LONDON (Reuters Breakingviews) - French politics keeps throwing up new terrors for investors. They were already perturbed by the strong showing for Marine Le Pen in the upcoming presidential election. A late surge in support for Jean-Luc Melenchon has raised the prospect that the contest may force voters to choose between candidates from the far right and the hard left. Though that scenario remains unlikely, proponents of economic heresy could still end up with more than two-fifths of the vote in the first round on Sunday.
Le Pen and Melenchon share an antipathy for the European Union and globalisation. The National Front candidate wants to quit the euro and hold a vote on EU membership. Her far-left rival wants to leave the bloc if some of its rules can’t be changed. Both have embraced protectionism, with Le Pen calling for a tax on imports and Melenchon promising a veto of international free-trade agreements.
The two also share a blasé attitude to borrowing. Melenchon’s stimulus plan carries a price tag of 100 billion euros while Le Pen sees France’s budget deficit jumping to 4.5 percent of GDP in 2018 if she is elected, up from an expected 2.8 percent of GDP in 2017.
Such policies are heretical to investors but increasingly appeal to French voters. Opinion polls suggest that Le Pen and Melenchon’s combined share of the vote could top 40 percent in the first round on Sunday. That’s a big jump from the 29 percent they scored between them in 2012.

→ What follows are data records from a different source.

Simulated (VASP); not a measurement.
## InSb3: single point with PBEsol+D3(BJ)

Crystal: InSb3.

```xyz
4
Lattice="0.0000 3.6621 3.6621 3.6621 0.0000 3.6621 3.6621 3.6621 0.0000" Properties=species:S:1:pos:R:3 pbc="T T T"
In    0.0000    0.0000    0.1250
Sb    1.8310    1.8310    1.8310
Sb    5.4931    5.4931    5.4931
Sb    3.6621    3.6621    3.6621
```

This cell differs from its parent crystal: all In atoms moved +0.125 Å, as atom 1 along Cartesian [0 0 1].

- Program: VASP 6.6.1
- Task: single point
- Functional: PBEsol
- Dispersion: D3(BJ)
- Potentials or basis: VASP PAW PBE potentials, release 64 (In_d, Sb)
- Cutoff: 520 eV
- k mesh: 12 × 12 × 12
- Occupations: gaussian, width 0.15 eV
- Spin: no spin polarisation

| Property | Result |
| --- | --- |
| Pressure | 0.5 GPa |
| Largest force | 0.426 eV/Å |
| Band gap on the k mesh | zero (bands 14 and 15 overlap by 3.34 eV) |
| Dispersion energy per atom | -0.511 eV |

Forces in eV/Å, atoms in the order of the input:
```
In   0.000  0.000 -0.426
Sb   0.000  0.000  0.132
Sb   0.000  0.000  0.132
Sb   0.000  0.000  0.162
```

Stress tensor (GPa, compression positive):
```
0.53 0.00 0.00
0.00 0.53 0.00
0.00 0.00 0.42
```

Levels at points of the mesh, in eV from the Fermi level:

Granted, Emmanuel Macron has a narrow lead in the polls going into the first-round vote, and would be expected to beat either Le Pen or Melenchon in the subsequent run-off. But while a win for the independent centrist would be a relief for investors, it could store up problems for the future. The pro-European Macron wants to rein in the budget deficit, cut public sector spending and jobs, and pursue economic and labour market reforms. Those policies are broadly the same ones that have been espoused by French leaders for years.
Le Pen and Melenchon currently lack the machinery to win a majority of seats in the French parliament. But the appeal of their radically different economic visions will not be lost on others. Mainstream politicians may be forced to conclude that the way to beat them is to borrow some of their ideas.